Or so the theory goes.
But according to Vanguard Group, the fund company that runs the Vanguard 500 Index Fund, the best-known S&P 500 index fund, money is really going out of such investments, not in. Vanguard contends that while assets invested in S&P 500 index funds in general have indeed risen, the increase is due entirely to increases in the value of the stocks in the funds themselves, and not the result of an increase in investors' cash contributions.

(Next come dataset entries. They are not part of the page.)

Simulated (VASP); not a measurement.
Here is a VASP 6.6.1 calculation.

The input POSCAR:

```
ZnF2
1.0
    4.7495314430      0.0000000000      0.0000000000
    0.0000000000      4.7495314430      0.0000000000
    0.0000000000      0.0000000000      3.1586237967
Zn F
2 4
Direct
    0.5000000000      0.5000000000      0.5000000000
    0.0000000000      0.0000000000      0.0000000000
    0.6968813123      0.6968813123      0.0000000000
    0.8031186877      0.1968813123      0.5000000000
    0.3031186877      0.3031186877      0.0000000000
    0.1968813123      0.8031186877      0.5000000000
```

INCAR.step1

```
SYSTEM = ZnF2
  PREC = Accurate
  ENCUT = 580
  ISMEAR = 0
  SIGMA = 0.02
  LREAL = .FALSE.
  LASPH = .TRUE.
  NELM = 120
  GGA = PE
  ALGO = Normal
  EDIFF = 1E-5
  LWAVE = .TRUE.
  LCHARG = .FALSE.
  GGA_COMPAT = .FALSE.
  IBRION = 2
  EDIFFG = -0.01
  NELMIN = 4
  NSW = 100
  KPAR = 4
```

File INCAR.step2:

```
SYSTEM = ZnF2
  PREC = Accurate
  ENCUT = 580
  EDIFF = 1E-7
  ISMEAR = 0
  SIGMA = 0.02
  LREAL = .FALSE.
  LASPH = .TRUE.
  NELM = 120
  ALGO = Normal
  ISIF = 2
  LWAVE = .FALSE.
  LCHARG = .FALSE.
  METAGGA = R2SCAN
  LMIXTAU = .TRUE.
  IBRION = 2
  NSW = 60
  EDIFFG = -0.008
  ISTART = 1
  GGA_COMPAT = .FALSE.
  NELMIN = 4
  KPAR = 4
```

Vanguard, Malvern, Pa., says that investors have withdrawn more of those assets than they put in over the past three years. It notes that investors withdrew $67 billion of S&P-500-indexed assets in the first six months of 1998, compared with a $33 billion net outflow in 1997. The company didn't have more recent data. As of June 30 last year, total assets indexed to the S&P 500 were $706 billion, while the Vanguard 500 Index Fund had assets of $64.3 billion at that date. At the end of last month, the Vanguard 500 had more than $78 billion in assets.
What's going on?
While individuals may be pouring cash into so-called retail, or small-investor-oriented, S&P 500 index funds, such as Vanguard's, a bevy of institutional investors, including pension funds, separate accounts and collective trusts, are taking money out faster. Together those large institutional investors own about 85% of all assets indexed to the S&P 500, Vanguard says.